WOMAD 2014, Charlton Park | reviews, news & interviews
WOMAD 2014, Charlton Park
WOMAD 2014, Charlton Park
Sold-out world music festival warms to revolutionary Ukrainians
If I had to pick the highlight of this sun-drenched WOMAD it would have to be the fresh, emotionally charged set of Ukrainian band Dakha Brakha. I can’t recall seeing such a unanimously positive response for a relatively unknown band at the Festival. It wasn’t as if the music was obviously crowd-friendly, and parts were quite challenging, mixing soulfully sung Ukrainian folk tunes with other influences – Nigerian drumming, Bulgarian singing and Japanese koto.

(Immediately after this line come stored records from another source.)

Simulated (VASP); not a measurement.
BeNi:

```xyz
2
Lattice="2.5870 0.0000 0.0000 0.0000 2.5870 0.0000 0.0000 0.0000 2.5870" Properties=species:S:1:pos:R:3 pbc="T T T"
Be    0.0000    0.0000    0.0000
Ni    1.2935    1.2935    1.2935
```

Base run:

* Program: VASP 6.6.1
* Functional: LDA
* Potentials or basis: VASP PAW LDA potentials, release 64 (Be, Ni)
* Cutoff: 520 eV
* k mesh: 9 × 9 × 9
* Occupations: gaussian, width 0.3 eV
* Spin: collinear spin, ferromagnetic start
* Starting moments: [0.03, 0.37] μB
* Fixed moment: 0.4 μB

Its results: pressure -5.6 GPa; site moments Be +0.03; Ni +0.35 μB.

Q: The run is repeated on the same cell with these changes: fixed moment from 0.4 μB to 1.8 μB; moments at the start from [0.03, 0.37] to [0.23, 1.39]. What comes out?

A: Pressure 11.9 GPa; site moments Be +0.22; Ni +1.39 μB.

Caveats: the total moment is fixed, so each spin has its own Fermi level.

They call it “ethno-chaos”. As an untypical folk band, their jaunty stovepipe hats are not traditional but do give them an instant identity. Having spent time with them recently in Kiev I was positively disposed to them, but it was wonderful to see them totally connect with a receptive audience. Of course, part of the appeal was that they were ambassadors of the Maidan Revolution but sensibly they didn’t hit us with politics, only a flag jammed into an African djembe and an understated mention of “We’re from Free Ukraine.”
There were plenty of more seasoned, veteran campaigners here, the ones I saw giving strong performances, as opposed to some in previous years, when some such as Rai veteran Khaled, seemed to be merely going through the motions. Notable were the ever-energetic Youssou N’Dour, who has returned to music after a political phase and the reunited super-group Les Ambassadeurs from Mali, who were instrumental in kicking off the original “world music” boom in the 1980s and featured the great albino singer Salif Keita (pictured, above, at WOMAD), whose Soro was perhaps the first Afro-futurist record, and Amadou Bagayoko, one half of the million selling Amadou and Mariam.
Even older were The Radiophonic Workshop, who played in the new Society of Sound venue, helped by the tent being furnished with stacks of fantastic Bowers and Wilkins speakers. They played TV music excerpts from programmes like The Hitchhiker’s Guide to the Galaxy and some recent pieces like “Wireless” from a forthcoming album and finished with, inevitably, their big “hit” the Doctor Who theme tune. They could make a plausible claim to be the English Kraftwerk, but instead of cultivating any mystique came over as amiable boffins who said how lovely it was that people were applauding them.
As I got there on Saturday, Womaders were still raving about the collaboration between harpist Catrin Finch and kora player Seckou Keita (theartsdesk contributor Andy Morgan has written a small book on this delicious pairing) and the sexy, superior funk from a revived post-Katrina New Orleans scene from Trombone Shorty. Perhaps the most soulful music all weekend was from the Iranian Vahdat Sisters , who are unable to sing in public at home, being - through no fault of their own - female.
For all the recent talk that World Music’s glory days were back in the day when the Buena Vista Social Club and Manu Chao sold millions, this was the first WOMAD at Charlton Park that actually sold out its 40,000 tickets, and there seemed to be healthy numbers getting albums signed at the Songlines tent. The weather gods helped, of course. But there were enough new strains of work to suggest the music is in a healthy state, notably 9Bach, who seemed to have found a fertile area somewhere between the doomy trip-hop of Portishead and Welsh folk music. One of the highlights was an intimate set by Canadian Chloe Charles who thankfully, rather than the whiny egomania so prevalent in singer-songwriter types, instead had some strange songs about psychics and, backed by a couple of violinists and a keyboard, was reminiscent of the great Lhasa de Sela. The recently deceased Bobby Womack was missed (Sinead O’Connor took his slot, too late to see for the last train) and there were 184 performances from 106 artists in what must go down as one of the best WOMADs yet.